Even though sociology is a varied discipline, there are some general intellectual attributes that distinguish it from anthropology. I have already noted one, its concern with the nature of modern societies. Also striking are its social meliorism and its tendency to scientific generalization. Briefly put, sociology much more than anthropology seeks to identify *modernity and the problems associated with it by producing valid empirical generalizations about its subject matter.
From the establishment of their discipline late in the nineteenth century, sociologists have attempted to map the nature of modernity in general. Such a grand project led sociologists to subordinate their descriptions of specific times and places to the larger and more abstract question that concerned them. In consequence, sociology did not develop a valued body of specific case studies that parallel anthropology’s *ethnography. Instead, it has concentrated on what *Radcliffe-Brown (1952:2) calls ‘comparative sociology’, an area that is much less important in anthropology.

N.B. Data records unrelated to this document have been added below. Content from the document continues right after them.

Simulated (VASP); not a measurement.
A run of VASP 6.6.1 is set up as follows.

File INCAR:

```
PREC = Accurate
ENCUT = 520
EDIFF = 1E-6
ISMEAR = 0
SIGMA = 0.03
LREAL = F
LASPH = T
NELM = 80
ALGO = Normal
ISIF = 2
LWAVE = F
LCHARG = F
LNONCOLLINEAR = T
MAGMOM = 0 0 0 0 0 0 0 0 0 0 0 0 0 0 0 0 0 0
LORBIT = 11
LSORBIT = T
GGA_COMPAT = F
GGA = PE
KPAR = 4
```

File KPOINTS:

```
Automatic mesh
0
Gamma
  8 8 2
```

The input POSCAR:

Meliorism, too, has been important from the earliest sociological works; the discipline has been concerned not just to study modern society but also to alleviate the problems associated with modernity. If Comte is the first sociologist by virtue of his invention of the word, it is pertinent that one issue that concerned him was the decay of social cohesion associated with modernity. Further, of the three leading nineteenth-century thinkers who are taken as the substantive founders of sociology, †Marx, †Weber and Durkheim, all but Weber wrote extensively about the problems of modernity and their solution. This melioristic tendency continues to the present, as sociologists describe the nature and consequences of specific social inequalities and injustices, as well as the problems that many see as systematic features of modern capitalist society.
Likewise, from the early decades of the twentieth century sociologists have been concerned to pursue their enquires scientifically. While this manifested itself in a concern for theoretical and analytical rigour, its more striking form has been a concern for empirical and particularly quantitative analysis, though this tendency is more pronounced in the United States than elsewhere. Thus, sociology embraced ‘hard data’, quantitative series and social surveys. This is reflected in postgraduate education. Many sociology departments urge or require their students to study statistics and quantitative methods. Similarly, many students organize their doctoral research in the classic framework of the formulation and empirical testing of hypotheses, and base their work solely on the secondary statistical analysis of national surveys and government statistics. This tendency has never been overwhelming, however, partly because of the influence of the more interpretative German †verstehende sociology, particularly embodied in Max Weber’s The Protestant Ethic and the Spirit of Capitalism (1958 [1904]); and partly because of the influence of the more qualitative *political economy, particularly embodied in the work of Karl Marx (though this influence was much weaker in the United States than elsewhere). In spite of these qualifications, sociologists are much more likely than anthropologists to present their findings in numerical terms and to make their arguments in statistical terms.
This tendency to scientific generalization about modernity and its problems is rooted deeply in the discipline. In Britain, for instance, late nineteenthcentury social reformers like Rowntree and Booth surveyed the populations of York and London to assess the empirical degree and distribution of poverty, much as sociologists late in the twentieth century surveyed the cities of the United States to assess the empirical degree and distribution of homelessness. More striking is Durkheim’s Suicide (1951 [1897]). Not only was his topic considered a social problem, but his method was the investigation of a succession of hypotheses about the causes of suicide, which he tested quantitatively using an extensive body of statistics over a number of years from several European countries. Although the quality of Durkheim’s data and his statistical techniques would not satisfy modern sociologists, his overall approach is indistinguishable from attempts a century later to investigate, for instance, the causes of differences in pay between men and women.